Challenges NASCAR Claim

NASCAR officials have said that Earnhardt's left lap belt broke when his car crashed into the wall in the final lap of the Feb. 18 Daytona 500.

NASCAR Chairman Bill France Jr. said Sunday that the separated belt was not found until the morning after the deadly crash. France also said that Gary Nelson, the Winston Cup Series director, was the one who made the discovery.

Propst, a 24-year veteran of the Orange County Fire Rescue, said no one from NASCAR has yet questioned him about what he found when he reached Earnhardt's car less than a minute after the 4:39 p.m. crash.

He said he didn't come forward right away because he was worried about what the information would do to the Earnhardt family and to his own co-workers.

Response to Controversy

Propst changed his mind, he said, because of the controversy surrounding Bill Simpson, the founder of the company that made Earnhardt's belt.

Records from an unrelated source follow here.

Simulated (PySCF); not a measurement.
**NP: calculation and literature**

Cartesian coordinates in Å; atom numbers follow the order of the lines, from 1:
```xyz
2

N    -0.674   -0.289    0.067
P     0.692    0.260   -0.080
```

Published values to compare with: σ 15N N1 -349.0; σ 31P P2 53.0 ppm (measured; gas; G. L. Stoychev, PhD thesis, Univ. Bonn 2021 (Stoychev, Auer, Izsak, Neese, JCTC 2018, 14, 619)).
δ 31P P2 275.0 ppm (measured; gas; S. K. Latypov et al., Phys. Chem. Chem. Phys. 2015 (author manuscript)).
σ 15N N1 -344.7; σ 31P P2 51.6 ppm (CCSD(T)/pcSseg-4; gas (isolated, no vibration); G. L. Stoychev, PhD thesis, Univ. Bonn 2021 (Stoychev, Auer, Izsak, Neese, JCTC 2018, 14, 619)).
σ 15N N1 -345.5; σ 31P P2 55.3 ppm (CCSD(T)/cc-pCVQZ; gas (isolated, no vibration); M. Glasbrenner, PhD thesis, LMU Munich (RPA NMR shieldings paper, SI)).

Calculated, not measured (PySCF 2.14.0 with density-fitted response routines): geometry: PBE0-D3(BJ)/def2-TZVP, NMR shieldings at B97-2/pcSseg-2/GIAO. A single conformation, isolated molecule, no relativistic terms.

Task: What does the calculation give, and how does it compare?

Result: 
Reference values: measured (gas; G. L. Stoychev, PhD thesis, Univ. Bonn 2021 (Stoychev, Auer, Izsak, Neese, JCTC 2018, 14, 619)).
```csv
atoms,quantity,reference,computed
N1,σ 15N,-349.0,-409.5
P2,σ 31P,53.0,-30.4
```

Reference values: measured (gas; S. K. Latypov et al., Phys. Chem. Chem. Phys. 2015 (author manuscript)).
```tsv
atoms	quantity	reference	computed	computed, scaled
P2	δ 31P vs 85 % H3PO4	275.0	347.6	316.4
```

"I heard that he was receiving death threats and all kinds of stuff like that," said Propst.

ABCNEWS' Good Morning America tried to reach NASCAR for a comment this weekend but the association was unable to give one at that time.

NASCAR has refused to display the seatbelt and is conducting its own investigation by unidentified experts expected to continue throughout the summer. NASCAR officials have not said whether the details of the investigation will be made public.